The American Youth Congress

By JOHN NEWTON THURBER

THE YOUTH Congress, while in general resembling such groups as the League Against War and Fascism, is a peculiar organization. It was the brain child of a young fascist, Viola lima, who felt that ALL YOUTH could be grouped in one organization, in order to exert political influence in America. She got her idea from a study of Hitler’s youth organization in Germany.

The meeting of Miss Ilma’s congress two years ago, near New York, was captured by left wing youth groups, among them Young Communists and Young Socialists, and it has been in their hands since that time. Some doubt about what to do about it has existed since.
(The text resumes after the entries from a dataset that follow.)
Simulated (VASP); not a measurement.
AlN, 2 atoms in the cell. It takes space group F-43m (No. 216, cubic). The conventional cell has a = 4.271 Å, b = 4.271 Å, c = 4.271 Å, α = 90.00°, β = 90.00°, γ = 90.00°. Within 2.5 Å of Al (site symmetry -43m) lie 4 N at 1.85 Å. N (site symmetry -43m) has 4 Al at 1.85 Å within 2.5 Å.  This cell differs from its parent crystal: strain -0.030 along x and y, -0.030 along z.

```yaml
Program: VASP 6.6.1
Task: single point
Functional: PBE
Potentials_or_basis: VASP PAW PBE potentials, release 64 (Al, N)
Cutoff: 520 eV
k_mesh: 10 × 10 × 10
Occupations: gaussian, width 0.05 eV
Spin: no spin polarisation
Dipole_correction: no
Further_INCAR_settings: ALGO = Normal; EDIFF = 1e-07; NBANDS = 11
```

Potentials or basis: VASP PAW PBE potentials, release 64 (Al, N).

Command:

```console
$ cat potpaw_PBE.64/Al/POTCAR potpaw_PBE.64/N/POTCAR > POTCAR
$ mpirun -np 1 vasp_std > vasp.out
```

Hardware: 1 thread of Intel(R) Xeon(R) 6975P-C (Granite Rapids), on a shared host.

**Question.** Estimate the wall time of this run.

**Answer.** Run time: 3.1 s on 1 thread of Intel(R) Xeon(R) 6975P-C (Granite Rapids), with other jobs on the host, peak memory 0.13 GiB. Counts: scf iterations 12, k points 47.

Young Communists Careful of Timid Liberals

During the past year the Young Communists have clearly dominated the Youth Congress. The Young Socialists have raised their voices in criticism, not of this fact, but have questioned the methods and aims which they have set up in this domination. While this may be grabbed up as a red-baiting attitude, as it was by the Cleveland Plain Dealer, it is not that. The Yipsels did not criticise the Young Communists for being Communists or for dominating the Congress; rather they criticised them for not being either Communists or even working class in their position.

At Cleveland the Young Communists were concerned more with keeping solid with YMCA’s, YWCA’s, settlement houses and Young Townsendites, than with the progressive trade unionists and Socialists. An attempt by the Young Socialists and a number of friendly groups to have a “Declaration of Purpose,” having a working class basis, substituted for the Declaration of Rights, was given a most unfriendly reception. Instead the Young Communist leadership, over the opposition of their own membership, forced the elimination of the sentence calling for public ownership from the Detroit document at the instance of the YWCA delegation.

Communists Denounce Class Approach

Reading the proposed substitute before one of the sections of the Congress, comrade Murray Gross, delegate from the second largest trade union local in the country, No. 22 of the ILGWU, was hissed and booed by those who wished to keep the Youth Congress as it is.

At the general session on Sunday afternoon, July 5, on three occasions progressive trade union delegates, in one case a Communist sympathiser, were booed by the bulk of the Congress for attempting to put forward working class proposals. These three were from the Southern Tenant Farmers Union, the Toledo Central Labor Union and the Mechanics Educational Society, Cleveland District. It would seem that it is expected to build an anti-fascist front without labor!

The chief bone of contention was the adoption of a constitution. This document would bind all affiliated organizations to the Youth Congress more tightly than any such body has done before. Each group will have to pay a per capita to the Youth Congress. Each decision of an unwieldy “Executive Committee” of 63 (a large body easy to control from the center) will be binding upon all affiliates. The only way such decisions can be reversed is through a 2/3 vote at the next Congress meeting.

Any thinking person would oppose such a document. Those who dared to work with the Yipsels in opposing it, however, were branded as “disrupters.” The Young Communists have even taught their followers, including the Young Townsendites, who seem willing to follow them, to call the Yipsels “Trotskyites,” the worst name in the vocabulary of the Stalinists.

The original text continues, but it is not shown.